Cyber Insurance for Energy Operators: What Underwriters Require
After the 2021 Colonial Pipeline ransomware attack, where the operator paid around 4.4 million dollars and still triggered a regional fuel crisis, cyber insurers sharply tightened terms for critical infrastructure. Premiums rose, capacity shrank, and underwriters began demanding evidence of specific controls before they would quote. For energy operators, cyber insurance is now both harder to secure and more dependent on the maturity of the security programme. This guide explains what underwriters require and how to qualify.
Colonial Pipeline reportedly paid around 4.4 million dollars in ransom in 2021, helping drive insurers to tighten critical-infrastructure cover.
What Cyber Insurance Covers, and What It Does Not
Cyber policies typically cover incident response, business interruption, data restoration, extortion costs and third-party liability, but the detail matters enormously for energy operators. Many policies were written with IT in mind, so physical damage from a cyber-physical attack and OT-related business interruption may be limited or excluded. Reading the policy against realistic OT scenarios is essential before relying on it.

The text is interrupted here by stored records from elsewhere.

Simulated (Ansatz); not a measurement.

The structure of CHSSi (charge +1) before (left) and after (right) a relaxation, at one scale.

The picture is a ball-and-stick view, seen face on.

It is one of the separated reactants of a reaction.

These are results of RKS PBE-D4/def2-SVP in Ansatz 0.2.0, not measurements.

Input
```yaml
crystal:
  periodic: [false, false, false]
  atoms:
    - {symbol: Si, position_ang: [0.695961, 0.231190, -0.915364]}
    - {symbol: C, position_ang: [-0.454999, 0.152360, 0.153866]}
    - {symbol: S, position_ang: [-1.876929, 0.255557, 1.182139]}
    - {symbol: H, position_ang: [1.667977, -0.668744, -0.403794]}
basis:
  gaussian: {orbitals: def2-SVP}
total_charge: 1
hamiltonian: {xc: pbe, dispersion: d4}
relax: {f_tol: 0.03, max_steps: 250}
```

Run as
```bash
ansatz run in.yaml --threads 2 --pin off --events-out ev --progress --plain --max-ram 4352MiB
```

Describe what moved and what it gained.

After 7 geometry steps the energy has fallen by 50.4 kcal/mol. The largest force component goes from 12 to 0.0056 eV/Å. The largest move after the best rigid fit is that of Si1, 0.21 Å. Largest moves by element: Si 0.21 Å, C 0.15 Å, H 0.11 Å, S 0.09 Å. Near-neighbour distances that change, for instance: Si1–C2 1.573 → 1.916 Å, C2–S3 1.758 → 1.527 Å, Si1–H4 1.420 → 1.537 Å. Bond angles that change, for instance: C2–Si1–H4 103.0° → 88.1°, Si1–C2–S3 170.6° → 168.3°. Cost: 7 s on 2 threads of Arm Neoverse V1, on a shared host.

- Common cover: incident response, BI, restoration, extortion, liability
- Watch for limits or exclusions on OT-driven business interruption
- Check treatment of physical damage from cyber-physical events
- Understand war and infrastructure exclusions that may apply
The Controls Underwriters Now Demand
Underwriters have moved from light-touch questionnaires to detailed control requirements, and missing controls now mean higher premiums, lower limits or outright declines. The baseline list has converged across the market and maps closely to good security practice. Energy operators that can evidence these controls qualify for better terms, while those that cannot may struggle to find cover at all.
- Multi-factor authentication on remote access and privileged accounts
- Endpoint detection and response across IT, plus monitoring of OT
- Tested, segmented and offline backups
- Email security, patch management and security awareness training
OT and ICS Considerations
Energy operators face a tougher conversation than typical businesses because their worst-case scenarios involve operational disruption and potential physical harm, not just data loss. Underwriters increasingly ask about OT/IT segmentation, control over remote and vendor access, and OT monitoring, because these determine whether an IT incident can cascade into operations. Being able to demonstrate the controls from the OT security checklist materially improves both insurability and terms.
- Evidence of OT/IT segmentation and an industrial DMZ
- Controlled, MFA-protected remote and vendor access
- Monitoring that extends into the OT environment
- A rehearsed, OT-aware incident-response plan
How to Qualify for Better Cover
Treat the insurance application as a security maturity assessment, because that is effectively what it has become. Close the control gaps underwriters care about before renewal, gather the evidence to prove it, and use a recognised framework such as the NCSC CAF or Cyber Essentials to demonstrate structured governance. Operators that present a clear, evidenced programme negotiate from a far stronger position on price and limits.
- Close priority control gaps ahead of renewal
- Assemble evidence: policies, architecture diagrams, test results
- Reference CAF or Cyber Essentials to show governance
- Engage a partner who can both implement and attest to controls
How Kyanite Blue and Coro Help
Kyanite Blue helps energy operators meet underwriter requirements and evidence them at renewal. The Coro platform consolidates the controls insurers ask for, including endpoint protection, email security, multi-factor enforcement and data controls, into a single managed service that is straightforward to operate and to attest to. We map your current posture against the questions on the insurance application, close the gaps, and produce the evidence pack that helps you qualify for better cover on better terms.
Frequently Asked Questions
What controls do cyber insurers require from energy operators?
The baseline now includes multi-factor authentication on remote and privileged access, endpoint detection and response, tested and offline backups, email security and patch management. Energy operators are additionally asked about OT/IT segmentation, vendor access control and OT monitoring.
Does cyber insurance cover OT and physical damage?
Not always. Many policies were written for IT risk and may limit or exclude OT-driven business interruption and physical damage from cyber-physical attacks. Energy operators should read the policy against realistic OT scenarios and negotiate cover for them explicitly.
How can an energy operator reduce cyber insurance premiums?
Close the control gaps underwriters care about before renewal, evidence them clearly, and demonstrate structured governance through a framework such as the NCSC CAF or Cyber Essentials. A consolidated managed security platform makes those controls easier to operate and to attest to.